Check if your wireless interface received an IP address:
ip a

Optional: Expanding the Home Partition

The default install makes a separate user partition (mmcblk0p4, on an SD card), but if you have a bigger SD card, it doesn’t use up all of the free space.

The first thing I tried to do was expand the user partition (mmcblk0p4). However, I ran into a roadblock here as all of the common partitioning utilities—like fdisk or parted—could not be installed.

The commands resizepart and resize2fs are included by default and do work, but they’re much too inelegant a way to do things. Perhaps I missed something, but I found no guidance in the Apertis documentation as of this writing.

The easier way to save time? I recommend mounting your SD card on another Linux system and using fdisk or gparted from the GUI to expand the user partition (mmcblk0p4).

Installing Applications

Now that you’ve finally got your Apertis system up and running, it’s time to install some software.

But another aspect of Apertis you might not expect is how user applications should be installed.
Open a terminal, and use this command to poke around:
df -h

Partition #3 is the root partition, but if you notice, it doesn’t have much free space.

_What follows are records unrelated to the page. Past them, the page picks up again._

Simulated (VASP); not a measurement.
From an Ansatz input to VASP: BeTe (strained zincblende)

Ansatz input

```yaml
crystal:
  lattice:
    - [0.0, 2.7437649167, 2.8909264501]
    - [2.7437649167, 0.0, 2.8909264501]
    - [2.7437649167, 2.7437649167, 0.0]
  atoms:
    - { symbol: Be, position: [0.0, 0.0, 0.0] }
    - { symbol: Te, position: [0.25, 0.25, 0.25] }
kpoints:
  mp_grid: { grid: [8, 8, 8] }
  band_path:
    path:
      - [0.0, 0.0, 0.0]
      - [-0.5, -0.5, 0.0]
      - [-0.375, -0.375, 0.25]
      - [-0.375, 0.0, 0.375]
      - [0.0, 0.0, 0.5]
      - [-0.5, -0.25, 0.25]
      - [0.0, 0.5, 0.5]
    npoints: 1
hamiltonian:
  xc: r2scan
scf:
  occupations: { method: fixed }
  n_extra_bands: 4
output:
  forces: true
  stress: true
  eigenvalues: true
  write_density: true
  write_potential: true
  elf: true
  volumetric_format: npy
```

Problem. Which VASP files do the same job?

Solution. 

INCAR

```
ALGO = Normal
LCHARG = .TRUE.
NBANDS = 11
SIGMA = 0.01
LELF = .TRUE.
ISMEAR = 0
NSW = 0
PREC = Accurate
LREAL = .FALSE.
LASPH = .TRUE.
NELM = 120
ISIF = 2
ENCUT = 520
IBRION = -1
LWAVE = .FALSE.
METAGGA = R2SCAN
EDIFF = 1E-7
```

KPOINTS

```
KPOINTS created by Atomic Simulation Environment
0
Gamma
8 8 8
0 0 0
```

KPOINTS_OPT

The root partition should only be used to install basic system utilities, using APT:
sudo apt install curl

So, where do we install user applications which require more space?

On Apertis, key user applications should be installed on partition #4 (e.g., mmcblk0p4), which hosts the /home partition. In addition, the system is designed to use Flatpak to manage software.

Apertis is intended for embedded systems that need to work 24/7. To achieve this goal, it uses Flatpak, an open-source software management tool, to install desktop applications.

Flatpak installs apps without admin privileges and also sandboxes them. Besides the security benefits, Flatpak also prevents dependency conflicts. In other words, updating one app won’t suddenly break another.

To see what apps you can install with Flatpak, check out the Flathub repository.

Let’s say I’m creating a touchscreen navigation device for bicyclists to use. I’ve decided that I want to put Organic Maps on my device. I’ll be installing it via Flatpak.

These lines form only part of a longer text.